NU Online News Service, Oct. 11, 6:48 p.m. EDT
The Financial Stability Oversight Council (FSCOC)—which came under intense pressure from insurers and their supporters in Congress to be more specific in disclosing the qualitative and quantitative standards that will be used in determining whether an institution is systemically significant—released today a much more detailed proposal for designating non-bank companies as “SiFi.”
The proposal, approved for public comment by the FSOC, was described as “proposed interpretive guidance,” by Lance Auer, a staff official at the Federal Deposit Insurance Corp. who helped draft the proposal.
Under Dodd-Frank, if an insurer were to be designated as SiFi, it would be regulated by the Federal Reserve Board, which will establish the “prudential standards” the non-bank SIFIs must adhere to. The SiFi would have to register with the Fed within six months and would be subject to additional capital standards as well as other requirements.

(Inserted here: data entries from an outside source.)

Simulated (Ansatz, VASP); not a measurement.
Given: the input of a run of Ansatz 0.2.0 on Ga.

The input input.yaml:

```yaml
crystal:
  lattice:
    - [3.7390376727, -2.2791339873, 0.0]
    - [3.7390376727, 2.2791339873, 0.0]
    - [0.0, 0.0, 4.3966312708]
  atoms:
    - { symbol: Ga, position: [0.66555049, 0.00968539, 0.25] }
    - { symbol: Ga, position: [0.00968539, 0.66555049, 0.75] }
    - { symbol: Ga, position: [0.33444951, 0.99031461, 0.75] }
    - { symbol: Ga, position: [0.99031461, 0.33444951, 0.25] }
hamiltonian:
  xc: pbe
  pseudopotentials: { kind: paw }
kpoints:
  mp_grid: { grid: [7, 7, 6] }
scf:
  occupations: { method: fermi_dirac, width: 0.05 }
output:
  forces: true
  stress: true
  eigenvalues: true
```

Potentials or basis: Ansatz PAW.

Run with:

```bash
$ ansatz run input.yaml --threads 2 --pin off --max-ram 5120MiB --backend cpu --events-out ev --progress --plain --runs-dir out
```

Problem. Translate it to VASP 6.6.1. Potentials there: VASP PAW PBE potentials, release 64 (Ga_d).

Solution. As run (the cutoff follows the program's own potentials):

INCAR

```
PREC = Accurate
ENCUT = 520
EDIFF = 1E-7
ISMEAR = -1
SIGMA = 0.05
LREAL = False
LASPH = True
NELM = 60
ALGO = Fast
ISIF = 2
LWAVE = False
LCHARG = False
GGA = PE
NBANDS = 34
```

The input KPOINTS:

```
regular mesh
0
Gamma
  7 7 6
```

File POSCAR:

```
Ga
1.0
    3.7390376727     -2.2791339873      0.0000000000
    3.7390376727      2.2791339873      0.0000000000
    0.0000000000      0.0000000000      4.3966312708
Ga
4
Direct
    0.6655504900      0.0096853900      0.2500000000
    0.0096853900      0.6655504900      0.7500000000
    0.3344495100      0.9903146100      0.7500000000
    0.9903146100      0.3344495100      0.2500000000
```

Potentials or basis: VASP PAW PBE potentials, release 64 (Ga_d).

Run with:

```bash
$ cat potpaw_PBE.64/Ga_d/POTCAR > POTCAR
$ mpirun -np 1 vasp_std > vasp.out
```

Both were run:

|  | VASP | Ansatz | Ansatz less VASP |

The process, if approved after an extensive public comment period, will be as follows:
*The FSOC will make each decision on a firm-specific basis, with the analysis encompassing both quantitative analysis and qualitative judgment.
* It will assess the potential impact of a company's financial distress on the broader economy based on size, substitutability and interconnectedness.
* It will assess the vulnerability of a company to financial distress based on leverage, liquidity risk and maturity mismatch, and existing regulatory scrutiny.
A three-stage process will be used to determine whether a non-bank such as an insurer will be designated:
1) Application of a uniform quantitative threshold (see details below) for identifying a non-bank financial company (NFC) that warrants further review.
2) An analysis of the NFCs identified in stage 1, based on available public and regulatory information.
3) Contacting individual NFCs that warrant further review to collect data not available in the earlier stages.
At the end of the third stage, the FSOC will hold a vote. At least two-thirds of voting members, including the chairperson, must vote in the affirmative for an NFC to be designated. A designated company may request a hearing, after which the FSOC must again vote by a two-thirds majority for designation.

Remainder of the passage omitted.